Questions of Discourse
•
ABORIGINAL DISCOURSE (30 years
after its acrylic painting was adopted as an activity – approx. 1971):
1. Is
painting a means through which Central Desert people add their voices to the
cultural discourses of the world?
2. Is it
more evidence of cultural “homogenization”?
3. What
is to be understood by Aboriginal claims that these very new forms are
“authentic” and “traditional” – that they are “from the Dreaming,” “true,” or
“from the beginning”?
ANTHROPOLOGICAL AND ART CRITICISM DISCOURSES
–
What can be understood through ethnographic/visual culture analysis in
terms of signifying something about Aboriginal culture.

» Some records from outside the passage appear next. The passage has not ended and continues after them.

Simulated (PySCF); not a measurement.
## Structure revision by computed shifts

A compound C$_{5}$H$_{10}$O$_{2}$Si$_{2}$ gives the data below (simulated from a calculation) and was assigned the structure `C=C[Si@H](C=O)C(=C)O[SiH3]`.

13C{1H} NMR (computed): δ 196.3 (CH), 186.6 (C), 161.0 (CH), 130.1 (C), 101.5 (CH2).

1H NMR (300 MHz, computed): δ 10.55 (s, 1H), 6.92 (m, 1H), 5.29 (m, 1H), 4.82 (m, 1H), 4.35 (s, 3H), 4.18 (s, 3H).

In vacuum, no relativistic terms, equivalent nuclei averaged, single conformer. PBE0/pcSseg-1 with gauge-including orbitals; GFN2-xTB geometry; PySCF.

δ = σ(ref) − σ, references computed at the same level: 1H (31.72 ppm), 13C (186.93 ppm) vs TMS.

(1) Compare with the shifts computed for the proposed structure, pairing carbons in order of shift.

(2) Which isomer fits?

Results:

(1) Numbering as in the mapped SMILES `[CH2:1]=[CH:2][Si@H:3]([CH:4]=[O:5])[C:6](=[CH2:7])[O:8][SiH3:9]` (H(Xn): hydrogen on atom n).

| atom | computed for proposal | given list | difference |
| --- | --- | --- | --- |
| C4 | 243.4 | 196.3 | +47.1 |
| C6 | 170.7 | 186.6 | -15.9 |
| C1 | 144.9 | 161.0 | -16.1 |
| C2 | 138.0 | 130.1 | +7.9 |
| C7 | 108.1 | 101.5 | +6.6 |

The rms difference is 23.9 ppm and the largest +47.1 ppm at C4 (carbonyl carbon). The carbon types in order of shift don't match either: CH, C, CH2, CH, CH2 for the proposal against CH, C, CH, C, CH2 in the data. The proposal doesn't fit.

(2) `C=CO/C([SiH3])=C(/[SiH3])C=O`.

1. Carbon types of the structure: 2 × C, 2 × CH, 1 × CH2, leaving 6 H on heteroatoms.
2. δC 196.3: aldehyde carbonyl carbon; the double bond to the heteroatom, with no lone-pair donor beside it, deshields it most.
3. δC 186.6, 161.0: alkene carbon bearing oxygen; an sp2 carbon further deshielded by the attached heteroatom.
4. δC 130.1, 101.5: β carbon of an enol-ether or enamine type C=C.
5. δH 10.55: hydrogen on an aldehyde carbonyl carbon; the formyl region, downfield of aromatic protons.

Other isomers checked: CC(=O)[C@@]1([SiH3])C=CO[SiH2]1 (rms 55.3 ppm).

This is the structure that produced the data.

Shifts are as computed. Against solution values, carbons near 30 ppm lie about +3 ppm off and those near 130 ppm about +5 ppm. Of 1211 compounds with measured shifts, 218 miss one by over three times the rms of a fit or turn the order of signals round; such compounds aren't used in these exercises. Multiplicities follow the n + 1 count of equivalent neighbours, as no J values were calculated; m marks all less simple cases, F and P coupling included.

2. Is the point to track the disjoined relationship between the
discourses of the art world and those of Aboriginal painters? Or to document
the activity in the gap between how the producers account for their paintings
and what significance they are made to have in other venues?
‘Meanings’ and ‘Accounts’
•
Knowledge and revelation of the Dreamings are both about one’s rights to
a place, but also a performance of identity.
•
As these paintings move through different cultural contexts (desert to
gallery) the discourses of these paintings should not only be considered for
their meanings rather they
should be examined as accounts
of their images. This takes into account the artist’s and audience’s role in
their production, circulation and consumption.
•
All interpretations, native and non-native are accountings –
constructions – each presuming a set of taken-for-granted givens which they
also reproduce.
Construction:
Aboriginal Accountings/Meanings for Paintings
•
Include:
•
Painting as a source of income
•
Painting as a source of cultural respect
•
Painting as a meaningful activity defined by its relationship to
Indigenous values (self-determination)
•
Assertion of personal and sociopolitical identity expressed in rights to
place.
Construction:
Non-Aboriginal Meanings/Accounts for Paintings
•
Non-aboriginal discourse around the images is primarily interpreted
within the rubric of modernist ‘art’.
•
ranging from visual invention (art for art’s sake or contextual)
•
human creativity (individual genius or communal normality)
•
loss of spirituality with development (return to a primitive past).
Artworlds
and Anthropologists: Three Critical Points of View
•
Hold paintings up to Western art culture and see how they circulate
within that arena (said to be 2nd rate neo-expressionism). Reject.
•
Consider the paintings worth in light of the West’s nostalgia for some
“other” that the Aboriginal paintings cannot represent by virtue of their
‘contamination’ by Western forms. Reject.
•
Treat the paintings in terms of commodity circulation and the inevitable
corruption it entails. Reject.
Anthropology’s
Interest in Pintupi Acrylics: Between Discourses
of Nationalism and Spirituality
•
Aborigine as Sign: Aboriginal peoples and cultures are increasingly
figured into Australian discourse of a national identity as ‘the cultural and
spiritual heart’ of Australia.
•
Modernist discourse has emphasized continuities between paintings
and Aboriginal traditions, emphasizing authenticity as
expressions of a particular worldview.
•
Aboriginal marketing of paintings as traditional and authentic says more
about conditions of production than it does about the object itself.
•
There is not one order of signification for these paintings – no ‘bottom
line’ of meaning.
•
Key to much discourse is that of ‘difference’ of knowing, place and
identity and representation. They valorize for the Western buyer travel and
experience of an ‘other’ place and people. For Aboriginal people they affirm
different privileges, histories, and identities that affirm their
self-determination and distinctness within and outside local cultures.
•
Play a critical role in the creation of a tourist market and national
identity (“heart” of Australia).
•
Consumers are attracted to stories of ‘rootedness’, sense of place,
fulfills a real or nostalgic sense of loss.
•
Specific understanding of story not as important as the fact that it
signifies so rich, complex, and unself-conscious a sense of connection.
•
Placement of paintings in cosmopolitan art circles places
anthropologists in an unfamiliar relationship to their stock-in-trade ---
knowledge in local constructions.
•
Presents again the argument for studying non-Western art from the
departure point of outside influence/pressure/oppression to understand the
inner workings of culture.
•
Looking at artworld discourses around Acrylic paintings moves away from
static debates over WHAT is authentic culture, toward analysis of HOW something
comes to be considered authentic or how it is contested as such.